I am currently developing an application in Javascript in which I will allow the users to add "rules" to the application by the use of a small self-declared programming language. In order to achieve this functionality, I need to be able to parse strings and extract the necessary information. Here are some examples of my language:
Example 1:
SET backgroundColor
MODULE someModule
TO red
WHEN someVariable == 1
Example 2:
SET textSize
TO someObject.size
WHEN 5 + 5 == 10
Example 3:
REMOVE backgroundColor
MODULE someModule
ID 5
Note that although I am making use of newlines in my examples, these rules can also just be formatted to one long string without any newlines.

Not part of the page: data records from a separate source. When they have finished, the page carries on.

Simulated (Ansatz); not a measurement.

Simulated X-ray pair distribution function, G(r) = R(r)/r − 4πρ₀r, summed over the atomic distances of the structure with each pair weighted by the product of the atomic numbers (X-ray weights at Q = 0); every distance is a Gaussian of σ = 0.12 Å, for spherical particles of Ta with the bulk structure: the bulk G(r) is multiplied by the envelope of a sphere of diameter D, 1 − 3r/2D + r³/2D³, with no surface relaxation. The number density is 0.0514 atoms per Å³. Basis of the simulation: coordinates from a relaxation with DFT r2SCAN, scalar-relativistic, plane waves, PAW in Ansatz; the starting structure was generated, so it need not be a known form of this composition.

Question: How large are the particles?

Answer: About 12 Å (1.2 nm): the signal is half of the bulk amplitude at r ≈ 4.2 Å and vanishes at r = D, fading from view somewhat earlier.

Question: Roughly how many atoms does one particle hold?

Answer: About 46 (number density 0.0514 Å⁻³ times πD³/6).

As you can observe, it is an SQL-like language in which I make use of capitalized keywords. There are several combinations of keywords possible, just like SQL, but it is definetly not a huge language. After each keyword, the user can just write any simple Javascript expressions. This is important. I know one should usually write a parser, but in this case I do not think it is appropriate to reinvent the wheel and write a parser that can parse Javascript. Especially because, apart from these Javascript expressions, the language is rather simple/limited, it would be ideal if there is a more simple approach to tackling this problem.
I have already implemented functions that will take the necessary information as their parameters and add the rule to my system. What is left is to fill the gap. How do I efficiently verify a valid syntax and extract all the required information from the string I receive such that I can fill in a function like this:
addRuleToTheSystem('backgroundColor', 'someModule', 'red', 'someVariable == 1')
First, I'm legally required to warn you about the security dangers of using eval
. With that out of the way:
If you can force users to never use your language keywords in their expressions, your parsing becomes very straightforward. If I read the grammar correctly, it can even be parsed by a regular expression. Here's an example of parsing a SET MODULE TO WHEN rule:
const regexp = /^SET (?<set>.+?) MODULE (?<module>.+?) TO (?<to>.+?) WHEN (?<when>.+?)$/gs;
const userRule = "SET backgroundColor MODULE someModule TO red WHEN someVariable == 1";
regexp.exec(userRule).groups
// Object { set: "backgroundColor", module: "someModule", to: "red", when: "someVariable == 1" }
This is more restrictive than your intended language (e.g. SET a MODULE MODULE.name TO "WHEN"
will parse incorrectly), but your uppercase keywords help against simple mistakes, and you can catch more mistakes by ensuring at most one of each keyword exists.
What syntax can you ignore? Operators, declarations, control flow, etc. What syntax can't you ignore? Anything that might accidentally contain your keyword (names, literal strings, comments, regexps).
This is harder than it sounds once you take into account all the different ways to declare strings, escape sequences, optional whitespace, etc. But it's doable, and doesn't require parsing the full JS syntax.
To reduce false positives, and to give users an escape hatch, consider ignoring keywords that appear inside balanced parenthesis/braces/brackets, as in:
SET backgroundColor MODULE (MODULE.name) TO (MODULE.color)
This allows the user to have a JS variable "MODULE" without conflicting with your keyword.
Acorn looks like a good option, and has a handy function:
parseExpressionAt(input, offset, options)
will parse a single expression in a string, and return its AST. It will not complain if there is more of the string left after the expression.
By enabling the locations
option, you can then alternate between looking for your keywords and handing over the rest of the string to Acorn to find an expression. Then look for a keyword after the last location, and repeat.